With the Boyhood hype sweeping the young-adult world, Richard Linklater has once again shown, with perhaps his most innovative idea yet, how his alternative ideas can appeal to a wide audience. The film’s trailer already suggests that film history has been made. And who could deny it: watching a child grow up in a mere 2.5 hour time period is an unbelievably haunting experience. Though brilliant, it is a tough idea to realize. Linklater, a director known for making films that take place in under 24 hours, has taken on the task of condensing 12 years into a single film. In all that time, which moments do you show? With the Before Trilogy already under his belt, which spanned 18 years, it isn’t surprising that this concept has come from the same director. What, exactly, he has chosen to show, on the other hand, is quite unexpected.
In the past two-and-a-half decades, Linklater has proven extremely versatile. An indie director who emerged in the early 90s, he has since branched out into mainstream comedy with School of Rock (2003) and blurred the boundaries between live action and animation with his ‘rotoscope movies’ Waking Life (2001) and A Scanner Darkly (2006). After many stylistic deviations, his two most recent features seem in many ways a return to form. Like Linklater’s earlier work, Boyhood is grounded in a more naturalistic setting and focuses on everyday life. It also revisits his old fascination with youth culture. The narrative doesn’t follow any particular structure besides perhaps the structure of a young boy’s life. The acting is strong overall, even from the non-actors, and it is hard to believe that the dialogues weren’t all improvised. Occasionally Linklater administers his iconic long uninterrupted takes, letting us choose who to look at in the frame. Here the camera doesn’t steer our attention in any particular direction, but simply lets us observe people, like animals in their natural habitat.
Funnily enough, Linklater’s most everyday settings often turn out to be the most romantic. The situations he sketches tend to be slightly larger-than-life. In Boyhood, for instance, Mason (Ellar Coltrane) must endure not only one, but two angry alcoholic stepfathers. However, what really makes these films so gripping is how well Linklater manages to get into his characters’ heads. Typically they lack a sense of direction. In some cases, such as in his breakthrough film Slacker (1991), this is presented as something positive. As Linklater put it himself, the characters in Slacker “are rejecting most of society and the social hierarchy before it rejects them”. In other cases this lack of direction isn’t a choice, but rather a result of an existential crisis. A good example is the Before Trilogy, which follows two individuals whose lives change forever after spontaneously spending a single night together. They spend a lot of their time reminiscing about whether their future together could ever be as perfect as the brief encounter they had when they were young. They live in a mixture of their nostalgias and their somewhat unrealistic dreams for the future, unable or unwilling to live in the present. Linklater is a master at showing us how painfully romantic real life situations can be.

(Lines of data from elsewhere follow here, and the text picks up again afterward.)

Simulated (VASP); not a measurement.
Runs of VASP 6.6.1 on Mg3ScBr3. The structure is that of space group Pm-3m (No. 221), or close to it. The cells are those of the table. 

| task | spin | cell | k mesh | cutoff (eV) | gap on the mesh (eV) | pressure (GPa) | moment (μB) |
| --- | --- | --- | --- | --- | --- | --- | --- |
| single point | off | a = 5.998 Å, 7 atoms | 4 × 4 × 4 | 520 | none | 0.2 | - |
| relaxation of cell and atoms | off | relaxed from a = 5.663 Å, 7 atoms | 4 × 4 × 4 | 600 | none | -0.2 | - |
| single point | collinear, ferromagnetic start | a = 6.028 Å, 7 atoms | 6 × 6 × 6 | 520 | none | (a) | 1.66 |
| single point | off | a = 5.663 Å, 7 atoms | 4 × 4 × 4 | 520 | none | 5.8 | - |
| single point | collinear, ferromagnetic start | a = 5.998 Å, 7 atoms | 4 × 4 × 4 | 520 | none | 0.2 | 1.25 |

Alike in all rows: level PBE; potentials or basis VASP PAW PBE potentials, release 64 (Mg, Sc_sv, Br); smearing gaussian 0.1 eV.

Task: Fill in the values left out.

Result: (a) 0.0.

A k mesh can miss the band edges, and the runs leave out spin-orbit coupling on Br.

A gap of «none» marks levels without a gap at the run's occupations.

So where does Boyhood fit in? It definitely seemed marketed as a romanticization of everyday life, similar to the Before films, but Boyhood doesn’t actually overload us with the nostalgia of being young. Neither is Mason another one of Linklater’s directionless characters. As he grows up he is quite certain about what he wants to do later in life, and he never seems to dwell too much on his past. Inevitably the film must skip over much of his life, and as a consequence we don’t gain access to many of his inner struggles. He is in fact quite mysterious. We don’t witness him being particularly sad, happy, angry, or insecure. We don’t witness his first kiss and we don’t really get to know his closest friends. Mason doesn’t seem to be dealing with the same struggles as Jesse and Celine in the Before films.
Does this mean, while returning to a more familiar style, Linklater is breaking his tradition of directionless characters? It might seem so, but what Mason lacks in aimlessness is in fact made up by his (divorced) parents who each have their own individual struggles. Mason’s mother (Patricia Arquette) attempts to make a career as a teacher to provide for her children, while at the same time seeking out a new romantic partner. Mason’s father (Ethan Hawke) in turn goes through his own coming-of-age story as he learns that he is perhaps not cut out to be the rock star he thought he could be. One of the most memorable moments is near the end of the film, when Mason’s mother unexpectedly bursts into tears as he’s packing his bags to go off to university. She confesses that she feels as if her life is over now that both her children are leaving. “I just thought there would be more,” she says. As a part of an audience who just witnessed his whole adolescence in roughly 2 hours’ time, I realized that I felt the same way.
It would seem that Mason’s mother is that directionless character of the film: a character fighting to provide a better future for her children and for herself. Although you could say that she does accomplish her goal, the film leaves her just as lost as at the start of the film—dwelling on memories of her children and fearing her own future. She is actually easier to identify with than with her son, and in a way we see Mason through her eyes. As a mother she is left out of many of her son’s inner thoughts in the same way we are. Ultimately the film isn’t so much about growing up as much as it is about watching someone grow up. Perhaps a more appropriate title would have been Parenthood.